The main object of this story is a box that Shao Jun was given in Florence but told not to open until she’s exhausted every other possibility. The box is everything to her and her enemies but to us, it means nothing. It’s a device to spur on Jun’s quest after she loses it but there’s no value in the box other than what we’re told by Kurata and her characters.
It’s the same way as she introduces the idea of eight bosses who stand between Jun and the box but then Kurata yadda yaddas three of the bosses away. It’s just a weird way that Kurata says that there are eight bosses in the Templar Order and then brushes off three of them like they never existed in the first place.

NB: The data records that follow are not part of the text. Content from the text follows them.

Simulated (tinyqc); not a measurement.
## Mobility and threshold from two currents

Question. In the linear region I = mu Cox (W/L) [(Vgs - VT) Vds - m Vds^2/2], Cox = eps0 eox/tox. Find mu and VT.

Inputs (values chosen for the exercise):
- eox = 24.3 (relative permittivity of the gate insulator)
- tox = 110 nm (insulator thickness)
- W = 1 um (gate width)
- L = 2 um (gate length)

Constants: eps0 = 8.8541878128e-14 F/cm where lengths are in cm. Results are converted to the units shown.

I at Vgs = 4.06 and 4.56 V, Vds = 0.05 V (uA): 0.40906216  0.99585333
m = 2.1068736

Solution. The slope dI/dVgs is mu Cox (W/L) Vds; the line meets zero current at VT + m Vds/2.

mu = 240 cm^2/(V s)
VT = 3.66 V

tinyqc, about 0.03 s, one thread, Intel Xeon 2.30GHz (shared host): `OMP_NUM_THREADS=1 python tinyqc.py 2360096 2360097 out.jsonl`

While it becomes a bit frustrating to follow these diversions that are attempts at myth-building, Kurata always brings the story back to Shao Jun and her fight against the forces of the Templar Order. As the heart and soul of the book, Jun’s journeys and struggles provide a strong foundation for Kurata’s story. It’s easy enough to gloss over all of the narrative add-ons that Kurata throws into the book and just concentrate on Shao Jun.
“Nothing is true. Everything is permitted,” may be a creed for assassins to live by but a storyteller should only permit the things that add to the story, that build it, to be part of that story. Kurata gets preoccupied with some bright, shiny plot elements but luckily she manages to find her way back to Shao Jun and her story.